UNITED STATES DISTRICT COURT FOR THE MIDDLE DISTRICT OF GEORGIA ALBANY DIVISION
Aug 29, 2013
CASE NO.: 1:11-CV-128 (WLS) (M.D. Ga. Aug. 29, 2013)

Opinion

CASE NO.: 1:11-CV-128 (WLS)

08-29-2013

JULIA MCCOY, Plaintiff, v. FOREMOST INSURANCE COMPANY, Defendant.


ORDER

Presently pending before the Court is Defendant's Motion for Summary Judgment (Doc. 13). For the following reasons, Defendant's Motion for Summary Judgment (Doc. 13) is GRANTED.

I. PROCEDURAL HISTORY

On August 17, 2011, Plaintiff filed a Complaint in the Superior Court of Turner County, Georgia, alleging that Defendant Foremost Insurance Company wrongfully denied her claim for the loss of her home due to a fire. (Doc. 1-1 at 2-4.) Defendant removed the case to this Court on September 20, 2011, citing diversity between the parties and an amount in controversy in excess of $75,000. (Doc. 1.) On October 9, 2012, Defendant moved for summary judgment on Plaintiff's claim. (Doc. 13.) Plaintiff never filed a response in opposition to Defendant's Motion for Summary Judgment. (See Docket.) Accordingly, the briefing for Defendant's Motion for Summary Judgment has concluded, and the Court finds that Defendant's Motion for Summary Judgment is ripe for review.

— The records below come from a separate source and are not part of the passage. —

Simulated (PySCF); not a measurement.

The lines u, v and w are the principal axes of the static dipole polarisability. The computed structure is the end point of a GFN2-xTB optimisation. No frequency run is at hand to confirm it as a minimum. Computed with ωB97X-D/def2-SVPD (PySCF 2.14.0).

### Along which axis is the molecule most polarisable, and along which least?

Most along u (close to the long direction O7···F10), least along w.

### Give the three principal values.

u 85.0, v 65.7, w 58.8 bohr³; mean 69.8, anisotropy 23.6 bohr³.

II. Summary Judgment Standard

A. Federal Rule of Civil Procedure 56

Pursuant to Federal Rule of Civil Procedure 56, summary judgment is proper "if the pleadings, depositions, answers to interrogatories, and admissions on file, together with the affidavits, if any, show that there is no genuine issue as to any material fact and that the moving party is entitled to judgment as a matter of law." Celotex Corp. v. Catrett, 477 U.S. 317, 322 (1986). An issue is "genuine" if the quantum and quality of proof necessary to support liability under the claim is raised. Allen v. Tyson Foods, 121 F.3d 642, 646 (11th Cir. 1997). A fact is "material" if it hinges on the substantive law at issue and it might affect the outcome of the nonmoving party's claim. Anderson v. Liberty Lobby, 477 U.S. 242, 248 (1986); see also Allen, 121 F.3d at 646. A judgment is appropriate "as a matter of law" when the nonmoving party has failed to meet its burden of persuading the Court on an essential element of the claim. See Cleveland v. Policy Management Sys. Corp., 526 U.S. 795, 804 (1999); Celetox, 477 U.S. at 323.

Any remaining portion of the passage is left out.